Crowd of talented tryouts makes Suns cuts difficult


August 29, 1993|By PAT O'MALLEY

Nearly 50 county players tried out last week for the 14th annual Anne Arundel County Sun-Oriolelanders All Star Baseball Game, which will be played next Sunday at Joe Cannon Stadium in Harmans.

Paring down the list to 20-22 players (ages 15-21) was no easy job for coaches Frank Klebe, Jim Simms and yours truly.

The final Suns team will be announced on Tuesday, and that club will play the Oriolelanders, a team of the best high school prospects in the Mid-Atlantic area.

Baltimore Orioles scouting supervisor Jim Gilbert and his son, Tom, are selecting the Oriolelanders at tryouts in Frederick this weekend. It's possible a few Anne Arundel County players might make the Oriolelanders, which opens up more opportunities for county players to make the Suns.

Last year, Arundel first baseman Tim Giles, Severna Park catcher John Milisitz and Northeast pitcher Chris Kelly played for the Oriolelanders. Giles and Milisitz were members of The Baltimore Sun's All-Metro team.

Giles, The Baltimore Sun's Baseball Player of the Year, led Arundel to an unprecedented sixth state championship, was drafted on the 43rd round by the Orioles and will attend UNC at Greensboro on a baseball scholarship.

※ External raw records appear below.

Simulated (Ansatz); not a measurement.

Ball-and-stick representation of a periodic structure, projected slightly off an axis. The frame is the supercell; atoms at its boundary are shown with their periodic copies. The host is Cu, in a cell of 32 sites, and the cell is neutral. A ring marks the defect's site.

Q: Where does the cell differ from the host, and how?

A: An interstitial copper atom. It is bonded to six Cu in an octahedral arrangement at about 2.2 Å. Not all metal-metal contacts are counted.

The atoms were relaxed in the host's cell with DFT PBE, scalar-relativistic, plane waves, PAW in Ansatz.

Milisitz, who received a baseball scholarship to UMBC, signed as a free agent with the Milwaukee Brewers and is playing in the Rookie League in Montana. Kelly received an appointment to the U.S. Naval Academy.

More than 100 players who have appeared in the game either have been drafted or signed pro contracts and about the same number have received college scholarships.

In many cases, outstanding performances in the game opened the gates for scores of players.

Probably the only thing the Suns have not accomplished with the game is to beat the Oriolelanders more often. The Oriolelanders lead the series, 9-4, winning the last two in a row and eight of the last nine. The Suns last won by 4-1 on Sept. 16, 1990 in the grand opening at Cannon Stadium.

The addition of Klebe and Simms as coaches may change all that this year. They are proven coaches who know the county kids well.

Klebe, who runs the top-notch B.A.T. Inc. youth instructional camps during the summer and is soon to open an indoor batting facility in the county, is a former minor-league coach in the Orioles and Cleveland Indians' organizations.

In addition, Klebe is the third-base coach for Clayton Jacobson at Anne Arundel Community College and an Orioles' associate scout.

Simms led Chesapeake into the Class 4A Region IV playoffs and an overall 12-7 record in just his second year as head coach of the Cougars.

Chesapeake was a weak-hitting club and relied on the pitching of All-County left-hander Jason White and Simms' ability to manufacture runs.

A knowledgeable coach, Simms also is a great communicator with young athletes and has extensive experience at the high school level as an assistant in both baseball and football.

Both Klebe and Simms were impressed with the talent that came out this week.

"Looks like we've got plenty of good pitching and several outstanding position players," said Simms.

After timing all the players in the 60-yard -- Friday at Cannon Stadium, Klebe said that "we don't have a lot of speed, but we've got some guys who can swing the bat and defensively we should be pretty good."

Among the better hitters are Anne Arundel Community College second-year starters, catcher Rich Spiegel (Northeast) and center fielder Chris Durocher (Arundel), not to mention Arundel High's All-County senior shortstop Jeff Hedrick.

After playing a key role in Arundel's state 4A championship season, Hedrick, who hit .421 this spring with 26 runs scored, led Mayo Post No. 226 into the semifinals of the American Legion East Regional in Boyertown, Pa.

Mayo (63-11 overall) was eliminated last week 7-4 by Rockland, N.Y., but coach Bernie Walter said the loss didn't diminish the team's accomplishments.

"The eventual national American Legion champion more often than not comes out of the East Region and there were six very good teams there this year," said Walter. "I thought we beat three really good teams in the regional, including Delaware, knocking out Hackett."

Jason Hackett, a left-hander from Caravel Academy, was drafted in the fourth round by the Orioles in June, but the club has been unable to sign him. Hackett pitched for the Oriolelanders last fall and is asking for more money than the Orioles are willing to give up.

"We had a great group of kids to coach and the parents let us coach. The parents were great and didn't interfere and understood what we were trying to do. I can't say enough about the outstanding coaching jobs turned in by John Hall [pitching coach] and Pat Overton [third-base coach]. Those two had a lot to do with our success."

The end of the regional also marked the retirement of assistant Mayo and Arundel High coach Tut O'Hara. O'Hara is stepping down for now, but being just 34, it's likely he will return one day.

When chided that the reason Mayo didn't win the region was because O'Hara wasn't running the club as he did in the absence of Walter in 1990, Walter answered, "You're probably right."

Walter was coaching the USA Junior team in Cuba when Mayo won the regional and national tournament in 1990 with O'Hara and Will Trinidad calling the shots.